Energizing IoT devices
Using ∆T from 20 to 25 K, these harvest µTEGs could energize commercial Si ICs made for low-power IoT applications. Figure 4a illustrates a harvest µTEG connected as the unregulated power input to a BQ25570 power management integrated circuit (PMIC)38. PMICs are widely used to support energy autonomous electronics by producing a regulated output voltage Vout from an unregulated, high source resistance input Vin and storing excess input energy by charging a capacitor or back-up battery. The BQ25570 was run without a battery and so used only the electrical input from the µTEG. To initiate a cold start from the state where the PMIC is fully discharged required operating the µTEG with ∆T = 29 K to charge the PMIC’s storage capacitor up to Vstor = 4.2 V. This stored charge is used to regulate Vout. After cold start, the PMIC operated continuously with ∆T as low as 24 K. Figure 4b plots the PMIC’s steady-state Vout and Vstor vs. load resistance RL, with µTEG operating from ∆T = 24 K. The PMIC was configured to produce a regulated Vout = 1.80 V, which it could do for RL ≥ 0.900 MΩ, corresponding to a maximum output current of 2 µA. For RL < 0.900 MΩ the load’s current demand outpaced the ability of the µTEG to supply power, forcing the PMIC to discharge Vstor thus driving Vout to zero. If this µTEG/PMIC configuration were energizing a real device having a variable load resistance, the device would either be fully on (when RL > 0.90 MΩ) or fully off (when RL < 0.90 MΩ), as Fig. 4b shows a very sharp transition between Vout = 1.80 V and Vout = 0 V. In a real situation, operational continuity would be maintained when RL drops below 0.90 MΩ (or when ∆T drops to <24 K) by using a backup battery with the PMIC.

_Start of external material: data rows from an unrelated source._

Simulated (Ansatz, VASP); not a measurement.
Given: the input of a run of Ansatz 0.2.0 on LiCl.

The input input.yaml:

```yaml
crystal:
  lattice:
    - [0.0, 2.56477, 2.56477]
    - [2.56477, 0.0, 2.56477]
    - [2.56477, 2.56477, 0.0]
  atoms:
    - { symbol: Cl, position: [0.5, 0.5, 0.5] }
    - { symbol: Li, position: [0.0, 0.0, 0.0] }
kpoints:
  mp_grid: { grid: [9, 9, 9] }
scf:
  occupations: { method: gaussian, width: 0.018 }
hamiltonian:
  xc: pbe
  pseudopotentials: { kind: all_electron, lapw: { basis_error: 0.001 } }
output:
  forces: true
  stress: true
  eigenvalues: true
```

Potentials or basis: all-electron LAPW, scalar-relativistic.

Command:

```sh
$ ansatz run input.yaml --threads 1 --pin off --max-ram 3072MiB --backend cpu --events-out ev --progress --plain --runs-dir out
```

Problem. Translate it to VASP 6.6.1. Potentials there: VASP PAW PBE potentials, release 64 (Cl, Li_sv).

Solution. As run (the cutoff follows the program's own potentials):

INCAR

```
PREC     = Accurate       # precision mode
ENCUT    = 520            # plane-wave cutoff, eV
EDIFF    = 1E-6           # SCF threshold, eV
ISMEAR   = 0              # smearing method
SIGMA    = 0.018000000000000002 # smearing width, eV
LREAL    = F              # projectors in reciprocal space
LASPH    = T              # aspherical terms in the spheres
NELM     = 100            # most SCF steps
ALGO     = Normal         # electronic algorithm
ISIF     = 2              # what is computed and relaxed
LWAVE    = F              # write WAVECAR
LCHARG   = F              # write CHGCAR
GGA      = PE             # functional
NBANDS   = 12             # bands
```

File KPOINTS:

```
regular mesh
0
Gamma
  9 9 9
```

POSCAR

Figure 4c illustrates a harvest µTEG connected directly to energize a commercial OPT3001 visible light sensor intended for use as an IoT sensor39. The sensor’s data sheet specifies a minimum input voltage and current of 1.6 V and 1.8 µA. We first powered the OPT3001 using the µTEG via the PMIC output, and it ran stably using ∆T = 24 K. Because the PMIC needs to draw power to perform its regulation functions, we tried powering the OPT3001 directly from the µTEG and found it operated within specified tolerances using ∆T down to 22 K. This was the smallest ∆T at which the harvester could generate both the minimum voltage and the minimum current needed to for the OPT3001 to operate within specifications. (From Fig. 3b, using ∆T = 17-18 K would generate VOC = 1.8 V, the same as the PMIC output voltage used to energize the OPT3001, but at zero current.) Fig. 4d shows the OPT3001’s light intensity readings when powered by the µTEG is identical to its readings when powered by a conventional DC power supply. Further details on the operation of the BQ25570 and OPT3001 using the µTEG are given in Methods.
Discussion
The µTEGs in this work use small footprint areas appropriate for on-chip or in-package integration with energy autonomous IoT ICs. Given the highly parallel nature of Si fabrication over a 300 mm diameter Si wafer, there are no significant technical barriers to scaling such µTEG designs to much larger areas. For example, using an appropriate photolithography mask set, Si IC fabrication could make over 5 × 105 replicas of the thermopile used for Fig. 1 within a 9 cm2 area without adding processing steps or increasing process time or cost. Comparing to the same area bulk high ZT material TEG of ref. 21 operating from the same ∆T = 60 K, a Si0.97Ge0.03 TEG would generate optimal power of 2.7 W compared to the 0.41 W for the bulk TEG. Perhaps as importantly, industrial Si processing uses widely abundant materials and has a much higher production volume throughput than any other material technology, so the cost-per-watt generated with a Si-based TEG should be substantially lower than with any other TE material.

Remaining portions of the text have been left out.